North is to upper left.
Easily visible on the photo is the winding channel of the Klamath (California's third largest river, after the Colorado and Sacramento), entering the state across the top of the image from Oregon, disgorging into the Pacific at lower left. Near the bottom of the photo, where the river can be seen to make a sharp right-hand bend, occurs its confluence with its largest tributary, the Trinity River, which comes in from lower-right, where the broad buff-colored Hoopa Valley can be readily seen. Somewhat below the center of the image can be seen a broad ‘X’ in the Klamath, where the remote and exquisite Salmon River flows in from the southeast, while another stream, Wooley Creek, enters from the northeast.
The wild and scenic forks of the Salmon are accessible only through a pair of roads (one per fork) which, though paved, are single-lane only (and I don't mean one lane in each direction) for mile after mile.
The ranges through which the Salmon's forks run are known as the Salmon Mountains.
Beyond those, extending off the far right of the image can be seen the breathtaking Trinity Alps, shining whitely with lingering snow.

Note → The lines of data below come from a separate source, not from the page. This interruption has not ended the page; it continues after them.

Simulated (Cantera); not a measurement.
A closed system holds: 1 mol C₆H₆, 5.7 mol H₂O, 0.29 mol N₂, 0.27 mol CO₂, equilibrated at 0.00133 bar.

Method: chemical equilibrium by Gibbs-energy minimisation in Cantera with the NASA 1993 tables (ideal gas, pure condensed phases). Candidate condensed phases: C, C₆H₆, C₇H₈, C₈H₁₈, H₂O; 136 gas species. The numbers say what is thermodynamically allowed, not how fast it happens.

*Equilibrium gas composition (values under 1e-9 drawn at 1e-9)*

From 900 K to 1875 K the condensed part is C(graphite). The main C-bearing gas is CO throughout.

Back to the ‘X’, across the Klamath from the mouth of the Salmon, on a bluff overlooking a rapids adjoining an isolated little peak, stands the center of the world, known as Katimin, to the native Karuk. We'll have much more to say in the future about the Karuk and other peoples of the lower Klamath and Trinity rivers' remarkable civilization. On that same side (the right bank) of the river arise the rugged Siskiyou Mountains, and similar-named Wilderness, which sweep north and then, together with the river, turn east, forming a rampart barring the Oregon frontier. Across that border, along the left-top of the image, can be seen the Applegate River (a tributary of the Rogue) region of southwestern Oregon. The fourth leg of the Salmon-Klamath rivers' ‘X’ (extending directly away from the viewer looking down from the space shuttle) is Wooley Creek, flowing out of the heart of the Marble Mountains (and the Marble Mountain Wilderness) located in the geometric center of the image. Trail book author Art Bernstein describes the Marble Valley, high up in those mountains, as “point blank: the Marble Valley may be the most beautiful place I've ever been. I consider it the ultimate journey into the glacial valleys of the Klamath Mountains system.” 1
Beyond and to the east (upper right) of the Marbles in the space shuttle shot lies the buff-colored Scott Valley, an agricultural Shangri-la surrounded by towering mountains (with a few “island” mountains “floating” within the flat valley). Beyond yet more mountains, can be seen (stretching across the top mid-right of the shuttle photo) the (also tan-colored) Shasta Valley. With that we depart the geologic domain of the Klamath Mountains and enter the ultra-volcanic realm of the Cascades. The Cascade Range stretches inland from the Pacific Coast all the way from California's Mount Lassen into British Columbia, including such great peaks as Mount Hood and Mount Rainier. In the space shuttle photo above, however, at the extreme upper right can be seen the white gleam of glaciers on the mightiest “stratovolcano” of them all, 14,162-ft. (4,316 meter) Mount Shasta, largest in bulk (some 350 km3 or 84 cu.mi.) and tallest (above its base) of the huge “stratocones” of the Cascades, together with serving as northern California's highest peak.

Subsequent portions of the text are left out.